In brief [Archives:2006/921/Business & Economy]
Guinean Oil Search
fails to invest in Yemen
The Guinean Oil Search Company reported that it did not discover commercial quantities of hydrocarbons in Yemen's Nabraja-9 well. The company added that it intended to dig a lateral well toward the direction of oil producing well Nabraja-5 where it expects geological formation to be more encouraging. Oil production from Nabraja-5 well began in July, averaging 15,000 barrels per day, and is expected to reach 50,000 bpd in the last quarter of 2006.

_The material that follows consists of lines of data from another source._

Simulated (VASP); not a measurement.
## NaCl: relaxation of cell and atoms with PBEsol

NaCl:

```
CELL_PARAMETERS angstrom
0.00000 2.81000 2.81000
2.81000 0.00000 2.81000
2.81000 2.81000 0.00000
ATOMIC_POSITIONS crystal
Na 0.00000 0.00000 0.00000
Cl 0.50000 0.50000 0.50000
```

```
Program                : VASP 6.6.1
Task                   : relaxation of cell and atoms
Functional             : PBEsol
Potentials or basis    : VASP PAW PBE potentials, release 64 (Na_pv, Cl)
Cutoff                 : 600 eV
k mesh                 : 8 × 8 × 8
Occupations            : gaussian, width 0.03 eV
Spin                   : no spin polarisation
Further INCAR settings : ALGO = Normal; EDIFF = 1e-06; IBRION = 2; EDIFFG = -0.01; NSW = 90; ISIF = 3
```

Yemeni banks combined budget exceeds $4 billion
Yemeni banking apparatuses' foreign assets rose to approximately $6.5 billion, compared to $5.7 billion at the end of 2005. A recent Central Bank of Yemen report revealed an increase in the gross combined budget of Yemeni commercial and Islamic banks to $4.15 billion at the end of 2005, compared with YR 686 billion at the end of 2004. The report mentioned that the banks' deposit volume reached YR 638 billion, a YR 18 billion increase over 2004.
According to the CBY report, its foreign assets rose to $6.1 billion by the end of 2005, encompassing 17.2 months of revenues.
New seaport at Dhabba in Hadramout
The Minister of Transport recently announced that the ministry is scheduled to construct a new seaport in Dhabba area, Hadramout governorate to begin in the near future. He said an international consulting company is preparing project studies and designs, indicating they will be complete in the next three months, after which project work will begin.
The minister said another investment firm is conducting studies and designs for a re-development project and qualification of Mokha Port.
Ways to finance income-yielding projects discussed
Directors of the Social Fund for Development and the Fund for Financing Small Enterprises, along with technical and vocational institutes in Aden governorate, last Wednesday discussed the means of funding projects to produce income and create job opportunities, in addition to training plans to upgrade skills.
Attendees, including a German technical team, discussed the possibility of benefiting from German expertise in this field. Such expertise is aimed at developing plan activities in a manner compatible with Yemeni labor market needs and supporting development societies acting in accordance with Ministry of Social Affairs and Labor laws in such training and qualification.
Denmark sustains YR 7.5 billion annual losses due to Yemeni boycott of its products
Yemeni consumer anger intensified against a Danish newspaper's insult to Islam by preferring to continue boycotting Danish products. Yemeni consumers have substituted Asian, Southeast Asian and Chinese imports for Danish products.
Some consumers said they preferred buying products from Communist China, which they said respects religions, rather than European products. Consumers added that Yemenis are committed to their religion and prophet and that the Danes alone will lose in Yemeni, Arab and Islamic markets. Experts have estimated YR 7.5 billion in annual losses to Danish companies as a result of its products being boycotted in Yemeni markets.
CBY provides banking market with $96 million
The Central Bank of Yemen recently put $96 million into circulation in the banking market to meets its foreign currency needs in an attempt to prevent further deterioration in the national currency exchange rate. The measure came in response to the riyal value receding by one point against the dollar when it reached YR196 against the dollar.
A CBY source confirmed that the bank will continue watching the market, taking necessary steps to achieve local currency exchange price stability against the dollar and other currencies.
This is the third time in 2006 that the CBY has interfered by pumping dollars to support market exchange rates.